Reform Movement 'Wrong,' Educator-Historian Says
Published: Monday, October 31, 2011
Updated: Tuesday, November 1, 2011 12:11
Education is in "crisis.
That's the message that was conveyed Thursday night by education historian Diane Ravitch in a Distinguished Lecture Series appearance at William Paterson University.
The crisis, she explained, "is not the one you hear on TV… [it is] the disinvestment of public education."
Ravitch was introduced to the full-house audience at Shea Auditorium by WPU President Kathleen Waldron, who cited the university's historical ties to education, and by Dr. Candace Burns, dean of the College of Education.
In her opening remarks, Ravitch thanked all the teachers present, noting that they do not receive enough messages of gratitude these days.
"Public schools are not like franchises," said Ravitch. "It is a public service… free public school is one of our fundamentals in our democracy…"
Ravitch said she opposed the No Children Left Behind Act introduced during the George W. Bush administration; the law continues to be supported by the Obama administration. The federal bill requires public institutions to measure children's basic skills by the use of standardize tests, in order to receive federal funds. Therefore, children's education solely focuses on reading and mathematics, while excluding the arts, science and foreign languages.

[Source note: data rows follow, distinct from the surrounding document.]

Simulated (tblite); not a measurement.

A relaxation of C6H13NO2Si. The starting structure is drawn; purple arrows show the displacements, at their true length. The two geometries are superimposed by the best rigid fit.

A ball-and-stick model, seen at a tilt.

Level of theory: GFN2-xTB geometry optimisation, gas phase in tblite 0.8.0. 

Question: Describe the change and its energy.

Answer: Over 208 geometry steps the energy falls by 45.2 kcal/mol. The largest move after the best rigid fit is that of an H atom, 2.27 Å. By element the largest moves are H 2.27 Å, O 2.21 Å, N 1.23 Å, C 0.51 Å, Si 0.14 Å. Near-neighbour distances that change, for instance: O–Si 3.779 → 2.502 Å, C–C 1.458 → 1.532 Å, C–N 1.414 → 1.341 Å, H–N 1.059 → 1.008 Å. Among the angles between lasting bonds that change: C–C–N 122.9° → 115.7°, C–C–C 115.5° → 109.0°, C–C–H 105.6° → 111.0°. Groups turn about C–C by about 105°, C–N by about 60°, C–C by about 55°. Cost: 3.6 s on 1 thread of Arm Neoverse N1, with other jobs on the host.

"The reform movement is wrong, imposing ideas that don't work," said Ravitch in an exclusive interview before the event. "Preparation on testing forgets what education is all about."
Lawmakers and their counter-parts improperly use test results as an evaluation method for teachers, said Ravitch. If teachers do not meet a certain standard, they run the risk of losing their jobs, and the institution itself is subject to permanent closure, due to the withdrawal of government and corporate funding.
Ravitch claims these methods are flawed and inaccurate, creating an imbalance within the system.
"Students have the power to fire teachers," said Ravitch. "That's a terrible thing!"Tests, she said, are not scientific instruments, but are created by "human beings and are subject to poor wording and error."
The problem, she noted, is that tests determine the grade level children belong in, often placing them in the wrong classrooms. Teachers then are blamed for their lack of students' abilities, she argued.
"The belief is, if you threaten people, you get results," said Ravitch in the pre-lecture interview. "If you don't get high test scores, you're fired."
Officials and corporate leaders also turn the blind eye to the actual cause of the achievement gap.
"I think addressing poverty will raise achievement," said Ravitch during her lecture.
Poverty is a topic that politicians and businessmen ignore, and instead uses excuses.
"Child poverty in the United States is up 22 percent and growing," said Ravitch. "The achievement gap exists before birth…. [it is] the elephant in the room."
Ravitch said corporate reform assumes schools will change on their own with incentives.
"Adults can take wrong turns, but children shouldn't suffer from our mistake," declared Ravitch.
The ones who lose in the end are the children.
The consequences of low test scores reduce funding, and therefore, teachers are laid off and civic classes are eliminated, reaching up to the severity of closing schools. In addition to that, a massive cheating scandal throughout the nation has recently been uncovered.
These are children's lives; it's not a competition or a race where one wins, exclaimed Ravitch. Instead, she is in favor of treating every child as an individual.
"Children need stability… experience teachers, not people of turmoil," said Ravitch. The "demoralizing trends…does not encourage critically thinking, innovation, creativity and independence."